This book requires only a working knowledge of linear algebra and multivariate calculus, and a basic understanding of classical mechanics and electromagnetism.

The author begins by providing a simple but general mathematical exposition of relative motion in classical mechanics. The next two chapters review Maxwell's equations and what they imply for the propagation of light. Having set the stage in this way, the axioms of Einstein's theory are introduced and their implications worked out mathematically, leading the reader to a clear understanding of Minkowski four-dimensional space time and the Lorentz transformation. The exposition is accompanied by a number of classic brainteasers in special relativity.

The weak spot (and hence only four stars) is the treatment of the mass-energy equivalence, which does not include a rigorous derivation of Einstein's famous formula E=mc^2, even though such a derivation is no more demanding mathematically or conceptually than the other issues discussed in the book.

In sum, this book should appeal to any mathematically literate non-physicist who wants more than just a superficial introduction of Einstein's special relativity.

This is a splendid and very carefully prepared book. It gives very clear and concise explanations of the physical content of the special theory of relativity, and it puts those explanations together directly with the simplest correct mathematical descriptions. It makes the subject as simple as possible---but not simpler. The explanation is clear, and the problems are particularly well chosen and insightful. It is a way to establish a true and complete understanding of the subject as quickly as is reasonably possible. In my opinion, it is the best available introduction and the only book that is really "best choice" for a first course in the subject or as the primary text for self-study.

Not everyone has the same taste. Some people would like to study the subject with as much mathematics being forgiven as possible. Those people will want T. M. Helliwell's book "Special Relativity" instead. Most books that try to avoid almost all the mathematics end up avoiding almost everything interesting and sometimes give the wrong impression, at least in some details. Helliwell is distinguished among the "math lite" approaches.

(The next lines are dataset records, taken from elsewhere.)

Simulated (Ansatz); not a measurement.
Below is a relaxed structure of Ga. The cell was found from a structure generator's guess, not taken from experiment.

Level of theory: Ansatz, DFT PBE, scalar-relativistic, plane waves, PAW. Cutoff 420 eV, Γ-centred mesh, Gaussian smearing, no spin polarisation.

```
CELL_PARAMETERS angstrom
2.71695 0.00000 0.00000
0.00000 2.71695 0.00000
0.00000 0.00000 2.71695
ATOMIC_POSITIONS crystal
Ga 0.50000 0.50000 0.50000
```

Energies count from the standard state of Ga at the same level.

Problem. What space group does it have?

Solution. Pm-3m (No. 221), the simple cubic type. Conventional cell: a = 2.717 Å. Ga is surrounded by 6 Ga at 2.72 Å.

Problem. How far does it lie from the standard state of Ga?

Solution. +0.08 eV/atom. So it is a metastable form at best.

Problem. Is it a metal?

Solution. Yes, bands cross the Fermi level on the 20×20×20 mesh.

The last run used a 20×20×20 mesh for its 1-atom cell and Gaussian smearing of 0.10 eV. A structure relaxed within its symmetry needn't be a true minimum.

An alternative textbook introduction is A.P. French "Special Relativity," intended for M.I.T. freshmen. Taylor and Wheeler offer "Spacetime Physics," roughly a more "Caltech like" or "Princeton like" approach. Wolfgang Rindler offers "Introduction to Special Relativity." Both French and Taylor/Wheeler are a little bit simpler, yet thorough introductions, and it is likely that most students would want one or the other as a supplementary text, especially if the goal is pure self-study. Taylor/Wheeler is more colorfully phrased. Rindler's book is almost encyclopedically complete, although I find some sections of his writing to be less clear than they really should be---considering that he is a world class scholar writing for one of the world's top technical publishing houses. Because his treatment is so complete, I think most people will want his book as their long-term reference on the subject. In my own opinion, these are all the "good" books on the subject. If you are a college junior or further along, Woodhouse seems the logical place to begin. College freshmen will probably want to start with French or Taylor/Wheeler instead. High school and below will probably make a better start with Helliwell.